Apache Kafka is a natural complement to Apache Spark, but it's not the only one. Here's how to figure out what to use as your next-gen messaging bus.
As hotness goes, it's hard to beat Apache Spark. According to a new Syncsort survey, Spark has displaced Hadoop as the most visible and active big data project. Given that Spark makes it much more straightforward (and possible) to manage high-velocity data, this isn't surprising.
What is surprising, however, is how fast Apache Kafka is closing in on Spark, its kissing cousin.
According to Redmonk analysis, Kafka is "is increasingly in demand for usage in servicing workloads like IoT, among others." This, according to Redmonk analyst Fintan Ryan, has resulted in "a huge uptick in developer interest in, chatter around, and usage of, Kafka."
So, where does Kafka grow from here, and should you use it?
Up and to the right
Batch-oriented data infrastructure was fine in the early days of big data, but as the industry has grown comfortable with streaming data, tools like Hadoop have fallen out of favor. While there will likely always be a place for Hadoop to shine, as Spark takes over a general-purpose message broker like Kafka starts to make a lot of sense.
As Ryan writes, "With new workloads in areas such as IoT, mobile and gaming generating massive, and ever increasing, streams of data, developers have been looking for a mechanism to easily consume the data in a consistent and coherent manner."
Kafka sits at the front-end of streaming data, acting as a messaging system to capture and publish feeds, with Spark (or other) as the transformation tier that allows data to be "manipulated, enriched and analyzed before it is persisted for use by an application," as MemSQL CEO Eric Frenkiel wrote.
This partnership with popular streaming systems like Spark has resulted in "consistent growth of active users on the Kafka users mailing list, which is just over 260% since July 2014," Ryan notes.
In fact, demand for Kafka is so high right now that it's outpacing even Spark, at least in terms of relative employer demand:
Even if we look instead at absolute job postings, Kafka is on a tear:
(Judging by Google search interest, Hadoop still has the lead, but jobs arguably provide a better measure of adoption.)
Kafka is clearly booming, but should you use it?
When to use Kafka
The answer to that question is, of course, "it depends." The Kafka core development team indicates a few key use cases (messaging, website activity tracking, log aggregation, operational metrics, stream processing), but even with these use cases, something like Apache Storm or RabbitMQ might make more sense.
When trying to determine whether to use Kafka or RabbitMQ, for example, Pivotal's Stuart Charlton summarizes the key reasons to use Kafka: "Use Kafka if you have a fire hose of events (100k+/sec) you need delivered in partitioned order 'at least once' with a mix of online and batch consumers, you want to be able to re-read messages, you can deal with current limitations around node-level HA (or can use trunk code), and/or you don't mind supporting incubator-level software yourself via forums/IRC."

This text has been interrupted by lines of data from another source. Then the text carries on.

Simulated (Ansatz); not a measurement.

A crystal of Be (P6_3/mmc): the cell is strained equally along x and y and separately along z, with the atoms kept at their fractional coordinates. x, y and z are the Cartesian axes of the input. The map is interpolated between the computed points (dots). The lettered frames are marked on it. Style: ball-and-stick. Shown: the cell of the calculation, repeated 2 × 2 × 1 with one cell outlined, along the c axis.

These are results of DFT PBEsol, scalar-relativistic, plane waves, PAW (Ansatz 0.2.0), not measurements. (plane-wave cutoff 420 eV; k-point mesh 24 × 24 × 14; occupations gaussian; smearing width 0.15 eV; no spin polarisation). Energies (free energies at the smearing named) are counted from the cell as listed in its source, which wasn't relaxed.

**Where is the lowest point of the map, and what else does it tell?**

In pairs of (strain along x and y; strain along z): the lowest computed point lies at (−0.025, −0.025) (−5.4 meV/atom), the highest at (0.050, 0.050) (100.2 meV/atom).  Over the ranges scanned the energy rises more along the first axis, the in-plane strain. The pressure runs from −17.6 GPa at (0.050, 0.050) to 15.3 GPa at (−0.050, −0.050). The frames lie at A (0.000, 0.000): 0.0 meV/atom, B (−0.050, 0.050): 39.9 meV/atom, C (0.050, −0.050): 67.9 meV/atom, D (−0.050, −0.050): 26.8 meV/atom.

That was written back in 2012, and a lot has changed since then (Kafka's robustness, for example). Today, it makes an excellent alternative to traditional messaging brokers like IBM MQ or Active MQ, primarily because it's blisteringly fast and scales out exceptionally well. And if you're still wondering if you should use it, try searching its highly active (and relatively friendly) mailing list.
Because, let's face it, you need to figure it out soon. As the world has gone mobile, it has become mandatory to make that data available and understood in real-time. The need for hyper-fast distributed, partitioned, replicated commit log service will only grow, making it critical to figure out Kafka now.